By Jeff White (jwhite@virginia.edu)
VirginiaSports.com
CHARLOTTESVILLE –– Jelani Woods is about to play in his first Virginia-Virginia Tech game, but he’s no stranger to heated college rivalries. Another one changed the direction of his football career.
The annual series between Oklahoma and Oklahoma State is known as Bedlam, and as the rivals’ 2017 meeting approached, Woods’ coaches asked him to try something new.
Woods was in his first year at Oklahoma State, where he’d been working with the quarterbacks. The Sooners, however, had an elite tight end in Mark Andrews, and the Cowboys needed someone to impersonate him in practice. Woods accepted the assignment and “did a really good job at it,” he said this week.
And so ended his days as a quarterback. “The next week after the game, my coach called me in and said, ‘I think you’d be a really good tight end,’ ” Woods recalled. “I thought about it a little bit and talked to my parents. I wanted to get on the field, so I was just like, ‘Yeah, I’m going to roll with it.’ ”

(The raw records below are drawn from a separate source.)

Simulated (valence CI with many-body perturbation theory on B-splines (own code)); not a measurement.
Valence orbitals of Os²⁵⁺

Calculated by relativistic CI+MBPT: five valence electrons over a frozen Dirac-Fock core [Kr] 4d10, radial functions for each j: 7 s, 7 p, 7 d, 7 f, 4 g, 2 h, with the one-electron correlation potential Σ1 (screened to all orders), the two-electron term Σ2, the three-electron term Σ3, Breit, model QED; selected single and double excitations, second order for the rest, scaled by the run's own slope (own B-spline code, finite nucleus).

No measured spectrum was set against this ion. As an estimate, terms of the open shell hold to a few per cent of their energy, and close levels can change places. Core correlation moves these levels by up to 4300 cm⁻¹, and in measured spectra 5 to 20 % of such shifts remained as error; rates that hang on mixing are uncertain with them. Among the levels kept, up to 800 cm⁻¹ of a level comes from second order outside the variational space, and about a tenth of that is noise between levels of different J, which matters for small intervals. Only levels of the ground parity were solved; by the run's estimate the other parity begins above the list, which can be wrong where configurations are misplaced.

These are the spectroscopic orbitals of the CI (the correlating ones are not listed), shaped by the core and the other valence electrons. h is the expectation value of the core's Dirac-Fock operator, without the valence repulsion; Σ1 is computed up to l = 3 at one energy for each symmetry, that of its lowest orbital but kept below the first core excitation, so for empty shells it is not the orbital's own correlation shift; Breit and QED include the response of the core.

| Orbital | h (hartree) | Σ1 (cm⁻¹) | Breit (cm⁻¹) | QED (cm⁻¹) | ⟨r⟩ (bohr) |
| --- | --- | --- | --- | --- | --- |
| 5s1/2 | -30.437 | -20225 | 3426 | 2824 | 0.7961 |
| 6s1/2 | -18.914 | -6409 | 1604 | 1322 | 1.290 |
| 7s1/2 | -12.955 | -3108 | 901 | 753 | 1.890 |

Woods redshirted in 2017. Over the next three seasons, he started 28 games for the Cowboys and caught 31 passes for 361 yards and four touchdowns. His impact has been greater at UVA, to which he transferred in January after graduating from Oklahoma State.
Despite playing much of the season with a sprained right ankle that sidelined him for one game, Woods has 37 receptions for 534 yards and seven touchdowns for Virginia.
This week TE Jelani Woods gets to Break The Rock!!#GoHoos | #THEStandard pic.twitter.com/12ISJSVYZt
— Virginia Football (@UVAFootball) September 11, 2021
Oklahoma State capped its 2017 season with a 30-21 win over Virginia Tech in the Camping World Bowl. Woods will try Saturday to improve to 2-0 against the Hokies. At 3:45 p.m., UVA (6-5 overall, 4-3 ACC) hosts Tech (5-6, 3-4) at Scott Stadium.
At 6-foot-7, Woods is impossible to miss on the field, and he’s been a key part of a record-setting passing game.
“Another great transfer,” UVA quarterback Brennan Armstrong said.
in 2020, Armstrong’s favorite targets included tight end Tony Poljan. a graduate transfer from Central Michigan. Poljan caught 38 passes for 411 yards and six TDs in his one season at Virginia.
With Poljan leaving, the Cavaliers had a need for a playmaking tight end, and the opportunity intrigued Woods. Before committing to UVA, however, he wanted to hear what Poljan had to say about head coach Bronco Mendenhall’s program.
“He endorsed it,” Woods said. “He said it was a really good place, Coach Mendenhall was really good and the coaching staff was really good, and he said I would love being here. And he was 100 percent right.”
Armstrong praised Woods’ blocking and said No. 0 is “not just out there to catch. He blocks his tail off.” On most plays, however, Woods leaves the line of scrimmage to give Armstrong another option in the passing game.
“That doesn’t mean he’s not capable [at blocking] and it doesn’t mean he’s not skilled,” Mendenhall said, “but really he’s being asked to run routes at a much higher level than he ever has, to be conditioned at a much higher level than he ever has, to work on the position mastery of being a really good tight end downfield, and that’s really taken about everything.
“If there was more volume and more circumstances where we had him in position to block, then the growth and development would have happened there probably at an equal rate as his pass-catching and his route-running. He just hasn’t been trained as much [in the run game], because that’s really not been our identity this year.”